Emotion-sensing robot to assist space station astronauts
An intelligent robot equipped with emotion-sensing voice detectors was headed to the International Space Station after launching from Florida on Thursday, becoming the latest artificial intelligence-powered astronaut workmate in orbit.
The Crew Interactive Mobile Companion 2, or CIMON 2, is a spherical droid with microphones, cameras and a slew of software to enable emotion recognition.
The droid was among 5,700 pounds (2,585 kg) of supplies and experiments aboard SpaceX's Falcon 9 rocket, whose midday launch had been delayed from Wednesday due to high winds.
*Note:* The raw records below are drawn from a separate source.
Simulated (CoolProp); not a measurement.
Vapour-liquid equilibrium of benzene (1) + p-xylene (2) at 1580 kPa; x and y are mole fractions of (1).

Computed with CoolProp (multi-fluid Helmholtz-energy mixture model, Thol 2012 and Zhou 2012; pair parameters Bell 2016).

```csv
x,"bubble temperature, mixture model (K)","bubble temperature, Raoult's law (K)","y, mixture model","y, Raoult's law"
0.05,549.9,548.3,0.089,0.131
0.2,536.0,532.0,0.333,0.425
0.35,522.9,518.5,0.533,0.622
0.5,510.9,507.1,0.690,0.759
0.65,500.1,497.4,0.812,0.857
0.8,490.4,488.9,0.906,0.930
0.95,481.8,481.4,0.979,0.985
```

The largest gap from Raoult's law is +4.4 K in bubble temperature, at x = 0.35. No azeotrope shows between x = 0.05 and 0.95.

"The overall goal is to really create a true companion. The relationship between an astronaut and CIMON is really important," Matthias Biniok, the lead architect for CIMON 2, told Reuters. "It's trying to understand if the astronaut is sad, is he angry, joyful and so on."
Based on algorithms built by information technology giant IBM Corp and data from CIMON 1, a nearly identical prototype that launched in 2018, CIMON 2 will be more sociable with crew members. It will test technologies that could prove crucial for future crewed missions in deep space, where long-term isolation and communication lags to Earth pose risks to astronauts' mental health.
While designed to help astronauts conduct scientific experiments, the English-speaking robot is also being trained to help mitigate groupthink — a behavioral phenomenon in which isolated groups of humans can be driven to make irrational decisions.
"Group-thinking is really dangerous," Biniok said. In times of conflict or disagreement among astronauts, one of CIMON's most important purposes would be to serve as "an objective outsider that you can talk to if you're alone, or could actually help let the group collaborate again," he said.
Engineers have said CIMON's concept was inspired by a 1940s science fiction comic series set in space, where a sentient, brain-shaped robot named professor Simon mentors an astronaut named Captain Future. CIMON 2 also parallels HAL, the sentient computer in Stanley Kubrick's "2001: A Space Odyssey" film.
SpaceX is the first private company to fly to the space station, a $100 billion project of 15 nations. Along with CIMON 2, the cargo aboard its 19th resupply mission to the orbital research lab included 40 live mice that will show scientists how muscles change in the microgravity of space.